Gu Area Parking Solutions Yet To Be Squeezed Into Reality

School hadn’t started, but neighborhood streets near Gonzaga University were already lined with parked cars last week.

“This summer it was bad,” said Shannon Boroff, a GU junior who attended summer classes. “You had to get here before 7 to get a spot within five minutes walking distance.”

Get used to it.

It looks like students, staff and neighbors will have to put up with another year of a campus crowded with cars. Three planned fixes - two new university parking lots and a permit system designed to keep residential streets clear - are still just in the works.

The parking lots won’t open for another year due to a lack of money to pave them. A 54-space lot is planned for Boone and DeSmet, and a 34-space lot is planned for Boone and Van Gorp. The first lot already has received city approval and the second has yet to be assessed by the city Planning Department.

“At this point, they’re just kind of on hold,” Gonzaga spokesman Dale Goodwin said. He said the lots should open next school year.

Enrollment is down and so is money, said Ken Sammons, the school’s director of planning and construction.

Last week, two university-owned houses at the corner of Boone and Hamilton sat on wheels, jacked up and ready to roll. The homes had been sold to make room for the parking lot.

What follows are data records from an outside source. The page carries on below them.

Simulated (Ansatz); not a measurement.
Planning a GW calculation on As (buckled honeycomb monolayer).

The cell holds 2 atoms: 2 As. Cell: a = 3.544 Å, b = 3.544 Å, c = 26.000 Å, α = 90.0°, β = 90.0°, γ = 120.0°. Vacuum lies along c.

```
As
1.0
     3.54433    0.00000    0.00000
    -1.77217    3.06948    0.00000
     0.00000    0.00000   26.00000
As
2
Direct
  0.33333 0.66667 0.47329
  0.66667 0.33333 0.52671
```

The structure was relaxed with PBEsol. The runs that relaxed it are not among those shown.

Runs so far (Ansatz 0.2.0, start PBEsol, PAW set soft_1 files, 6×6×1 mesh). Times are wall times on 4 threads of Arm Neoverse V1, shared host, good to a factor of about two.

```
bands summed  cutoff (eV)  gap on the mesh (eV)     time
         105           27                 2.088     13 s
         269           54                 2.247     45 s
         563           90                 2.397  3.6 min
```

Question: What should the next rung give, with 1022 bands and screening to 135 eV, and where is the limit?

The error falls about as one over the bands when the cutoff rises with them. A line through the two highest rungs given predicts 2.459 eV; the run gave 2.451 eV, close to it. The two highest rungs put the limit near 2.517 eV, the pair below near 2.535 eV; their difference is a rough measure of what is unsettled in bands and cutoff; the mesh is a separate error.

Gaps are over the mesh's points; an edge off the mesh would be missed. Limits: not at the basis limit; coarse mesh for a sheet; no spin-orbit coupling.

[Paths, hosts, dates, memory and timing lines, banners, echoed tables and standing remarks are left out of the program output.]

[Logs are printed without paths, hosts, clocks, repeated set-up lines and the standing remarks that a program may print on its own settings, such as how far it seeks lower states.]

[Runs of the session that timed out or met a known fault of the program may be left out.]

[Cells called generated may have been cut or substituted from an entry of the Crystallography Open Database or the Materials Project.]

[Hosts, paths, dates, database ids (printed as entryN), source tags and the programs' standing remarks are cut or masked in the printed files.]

Gonzaga explained the moves to Logan neighbors in its “Neighbor to Neighbor” newsletter Aug. 27.

The park-by-permit system has been rolling along, too. but at the speed of an AMC Pacer with flat tires. Logan residents have lobbied for it for three years.

The final draft of the ordinance is being prepared for city approval, said Bud Vokoun, city traffic engineer. He said the plan should come before the City Council at the end of this year or early 1997.

That plan would split neighborhoods into zones where only residents could park during certain days or hours. If the plan is approved, any Spokane neighborhood would be able to petition for it.

“The ordinance is a city-wide thing, but the people in Logan are particularly concerned about it,” Vokoun said.

“Sometimes it’s difficult to park in front of your own house,” said Margaret Hurley, who lives near GU’s education building. Hurley, who heads Logan’s residential parking committee, said she thinks the new lots will help out.

She’s also a longtime advocate of the park-by-permit idea.

In the meantime, university officials say they sympathize with neighbors, but there’s not much they can do.

“That’s the problem; they’re city streets. There is nothing we, as a private university, can do,” Goodwin said.

“There’s no hammer we can hold over anybody’s head.”